These, though, had problems of its own.
Aspiring to transparency in a design industry so holistically affected by online retailing, I’m curious how the transactional buying and selling between design professional and retailer or dealer was affected by the dotcom disruption. What was it that became so problematic?
As a maker, and as someone passionate about the sustenance of independent fabricators and designers, these backstories are important to understanding how our industry operates, so that we can be a viable part of it and learn from its mistakes.
THE FLASH SALE PHENOMENON
Paradoxically, the 2008 recession made space for loads of industry-external venture capital to be poured into new online marketplaces that could offer interesting design product (or fashion, or small tech items) for less: flash sale sites.
images by Lesly Unruh, courtesy of 1stdibs
Curated Space by Drew McGukin
Lamp by Hostler Burrows
It was a moment that authorized a whole business model predicated on this coincidental recession, which had left brands with excess inventory they couldn’t seem to sell to now-thrifty consumers. These new online “retailers” would swoop in and place big orders of product that brands, at this point, were willing to sell at significant discounts to a new, heretofore unproven marketplace.
These discount e-commerce sites arose to prominence (or at least visibility) and were selling the same furnishings and products found in brick and mortar stores and showroom spaces, but with discounts that, because the overhead was so much lower than a physical store, they could afford.
THE E-COMMERCE MODEL BREAKS
Within the first couple years, the discount sites began oversaturating their marketing and product launches, resulting in diluted sales per brand – not to mention a compromise of curatorial and editorial integrity. Eventually, only very small quantities were being sold of any single product or design. There was simply too much to choose from.
At the beginning, these “buyers” wrote purchase orders for the large quantities of product that recession-hit brands were sitting on; the designers or brand owners were paid up front, and the online platforms stocked inventory of the goods and shipped them from their own warehouses to fulfill online orders. Soon, the online platforms realized even when it came to discounted product, consumers were less hungry than they’d anticipated; the “retailers” were now sitting on a large stock of stagnant goods.

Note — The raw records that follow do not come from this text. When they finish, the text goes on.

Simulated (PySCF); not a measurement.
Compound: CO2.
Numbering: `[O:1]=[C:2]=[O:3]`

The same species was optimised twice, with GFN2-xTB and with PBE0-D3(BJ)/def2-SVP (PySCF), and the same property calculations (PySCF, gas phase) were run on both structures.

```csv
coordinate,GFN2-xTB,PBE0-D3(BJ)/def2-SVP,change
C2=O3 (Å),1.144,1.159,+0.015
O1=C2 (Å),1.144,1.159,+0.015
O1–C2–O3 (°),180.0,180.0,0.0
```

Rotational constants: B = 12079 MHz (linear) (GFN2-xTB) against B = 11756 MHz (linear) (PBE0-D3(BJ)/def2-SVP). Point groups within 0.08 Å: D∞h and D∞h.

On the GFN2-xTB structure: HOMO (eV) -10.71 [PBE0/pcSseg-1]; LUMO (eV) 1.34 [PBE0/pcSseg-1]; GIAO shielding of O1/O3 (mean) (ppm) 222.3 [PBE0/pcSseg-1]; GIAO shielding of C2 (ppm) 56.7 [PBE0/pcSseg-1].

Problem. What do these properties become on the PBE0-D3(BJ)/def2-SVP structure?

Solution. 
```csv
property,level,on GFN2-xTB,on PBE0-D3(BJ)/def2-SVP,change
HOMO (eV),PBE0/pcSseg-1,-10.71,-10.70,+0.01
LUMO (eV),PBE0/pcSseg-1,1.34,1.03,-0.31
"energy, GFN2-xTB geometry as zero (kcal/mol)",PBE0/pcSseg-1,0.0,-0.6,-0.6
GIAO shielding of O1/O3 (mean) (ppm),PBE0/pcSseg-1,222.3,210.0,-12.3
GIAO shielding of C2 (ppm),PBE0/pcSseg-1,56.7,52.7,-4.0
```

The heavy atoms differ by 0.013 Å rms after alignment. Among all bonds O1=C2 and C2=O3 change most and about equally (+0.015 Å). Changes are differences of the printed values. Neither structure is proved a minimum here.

images by Lesly Unruh, courtesy of 1stdibs
Wallpaper by Michele Varian
Chair and Ottoman by Marie Burgos
In essence, they bit off more than they could chew. A necessary shift in the buyer-vendor relationship reduced the e-commerce sites’ roles to that of a laissez-faire middle person, ultimately transferring all the economic risk and all the operational burden onto the brand.
WHEN E-COMMERCE WORKS
To be clear, I am by no means making the argument that e-commerce is not a successful model for selling, for sharing great design, or for brokering buyer-designer relationships. I am arguing, though, that the flash sale model in particular—a result of the internet’s disruption of the way that independent makers conducted sales—was unsustainable, and it screwed a lot of designers over.
Think of 1stdibs. It, too, is an online retailer of independent design, as well as other luxury-grade and vintage design. 1stdibs is incredibly successful. Its digital audience contains over five million loyal followers; Forbesreports that its registered users exceed the 100,000 mark, and its dealers are in the multiple thousands, serving buyers from over 50 countries.
1stdibs’ model differs from other e-commerce platforms in that only authorized dealers can list product. This makes the listings tightly curated, unlike the free-for-all of the flash sale model.
Whereas 1stdibs, which began as exclusively to-trade, behaves sensitively to the design industry it operates within, flash sale sites compromised the value of what they were selling B2C (business-to-consumer). The sites brought things online in a rush and eventually had to underprice to clear stock, cheapening the whole endeavor and eventually drowning in their offerings. 1stdibs took a more traditional sales paradigm and digitized it, allowing its B2B (business-to-business: the design trade) to flow within a known paradigm, modernized to the digital age. It was the appropriate mechanism for growing into e-commerce, and it honored the design world in doing so.
DESIGN COMMERCE CONTINUES TO EVOLVE
While the recession was obviously a disaster, a new marketplace was able to flourish because of it. 1stdibs got design e-commerce right by not undercutting fabricators or compromising the quality of its pieces and its promotion.
images by Lesly Unruh, courtesy of 1stdibs
Table by Kin & Company
Flowers by Michael Collins Decor
Now 1stdibs, as was recently announced, is opening a brick-and-mortar store. It will be on New York City’s west side, housed in the Terminal Stores building, an already design-friendly location – it’s host to WantedDesign Manhattan during NYCxDESIGN. The current 1stdibs showroom in Manhattan’s New York Design Center will phase out, substituted by this new ground-level and more approachable retail store. For designers, industry trade, and even for digitally native design enterprises, brick and mortar is valuable. You can’t just sell online anymore: The “experience,” and touch-and-feel of design and its materials, is all the more important in a world reeling from a deep dive into a digital-majority existence.
Some design companies were burned by some e-commerce endeavors during this fast and furious, initial movement into digital sales models. 1stdibs even faced some criticism, as a lot of antiques or luxury design dealers were peeved because the privacy of its product pricing was compromised. This meant its clients now had easier access to elevated heritage design pieces. But there is a way forward from all of it.
With a return to brick and mortar supplementing e-commerce and the lesson of successful online selling models that start out with the industry’s interests at heart, design commerce will prevail. In fact, it is becoming stronger than ever.